A National Book Award Finalist for Nonfiction, Never Caught is the eye-opening narrative of Ona Judge, George and Martha Washington’s runaway slave, who risked everything for a better life—now available as a young reader’s edition!

In this incredible narrative, Erica Armstrong Dunbar reveals a fascinating and heartbreaking behind-the-scenes look at the Washingtons when they were the First Family—and an in-depth look at their slave, Ona Judge, who dared to escape from one of the nation’s Founding Fathers.

Born into a life of slavery, Ona Judge eventually grew up to be George and Martha Washington’s “favored” dower slave. When she was told that she was going to be given as a wedding gift to Martha Washington’s granddaughter, Ona made the bold and brave decision to flee to the north, where she would be a fugitive.

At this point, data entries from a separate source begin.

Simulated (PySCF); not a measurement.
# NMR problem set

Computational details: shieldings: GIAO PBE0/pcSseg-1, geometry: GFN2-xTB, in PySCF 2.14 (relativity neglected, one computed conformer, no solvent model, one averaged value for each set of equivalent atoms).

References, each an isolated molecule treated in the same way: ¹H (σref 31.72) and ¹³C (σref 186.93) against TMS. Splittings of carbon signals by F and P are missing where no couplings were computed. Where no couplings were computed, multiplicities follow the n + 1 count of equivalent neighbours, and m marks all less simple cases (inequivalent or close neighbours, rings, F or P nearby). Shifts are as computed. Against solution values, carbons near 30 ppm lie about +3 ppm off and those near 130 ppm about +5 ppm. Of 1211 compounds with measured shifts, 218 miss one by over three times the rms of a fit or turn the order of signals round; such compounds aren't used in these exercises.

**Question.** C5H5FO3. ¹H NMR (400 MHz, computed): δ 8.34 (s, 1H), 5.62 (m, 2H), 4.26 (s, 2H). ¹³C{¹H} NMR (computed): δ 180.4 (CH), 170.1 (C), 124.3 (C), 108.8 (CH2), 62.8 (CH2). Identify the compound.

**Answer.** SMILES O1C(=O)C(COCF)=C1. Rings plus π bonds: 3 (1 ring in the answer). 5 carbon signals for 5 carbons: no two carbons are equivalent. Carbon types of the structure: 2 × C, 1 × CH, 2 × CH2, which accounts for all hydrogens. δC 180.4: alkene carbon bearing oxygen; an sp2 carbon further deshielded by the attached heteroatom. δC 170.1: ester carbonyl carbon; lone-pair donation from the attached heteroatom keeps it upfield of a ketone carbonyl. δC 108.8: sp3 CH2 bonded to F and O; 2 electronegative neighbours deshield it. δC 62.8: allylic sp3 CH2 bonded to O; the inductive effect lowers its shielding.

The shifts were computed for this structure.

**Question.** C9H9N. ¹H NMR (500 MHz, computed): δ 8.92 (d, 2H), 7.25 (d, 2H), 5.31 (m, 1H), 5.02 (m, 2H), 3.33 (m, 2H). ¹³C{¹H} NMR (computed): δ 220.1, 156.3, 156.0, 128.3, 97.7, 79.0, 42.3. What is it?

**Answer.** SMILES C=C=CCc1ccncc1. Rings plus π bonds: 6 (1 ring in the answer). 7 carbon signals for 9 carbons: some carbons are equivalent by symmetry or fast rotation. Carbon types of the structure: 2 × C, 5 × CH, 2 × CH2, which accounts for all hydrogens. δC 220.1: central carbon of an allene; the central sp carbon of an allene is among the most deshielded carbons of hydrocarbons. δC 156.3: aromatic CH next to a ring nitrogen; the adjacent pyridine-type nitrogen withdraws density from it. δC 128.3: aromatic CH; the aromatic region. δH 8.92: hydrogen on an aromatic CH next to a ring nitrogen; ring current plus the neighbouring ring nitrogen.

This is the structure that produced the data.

From her childhood, to her time with the Washingtons and living in the slave quarters, to her escape to New Hampshire, Erica Armstrong Dunbar, along with Kathleen Van Cleve, shares an intimate glimpse into the life of a little-known, but powerful figure in history, and her brave journey as she fled the most powerful couple in the country.

Excerpt

Never Caught, the Story of Ona Judge CHAPTER ONE AMERICA’S DAUGHTER
ONA’S STORY BEGINS IN VIRGINIA around 1773, when the United States is not yet the United States, and slavery is considered acceptable by many of the white people who live in what comprises the first thirteen colonies. Strangely enough, the American colonies and the American slaves were engaged in a similar quest for freedom. In 1773 the colonists in America—those people who lived in what would be the original thirteen states of the US—decided they wanted to be free from the British government making all their laws. The enslaved people of America, who had been brought over from Africa and the Caribbean as part of the slave trade, wanted to be free to live as they chose. These fights for freedom as a country and as a race of people would become as much a part of Ona’s life as waking up in the morning and breathing.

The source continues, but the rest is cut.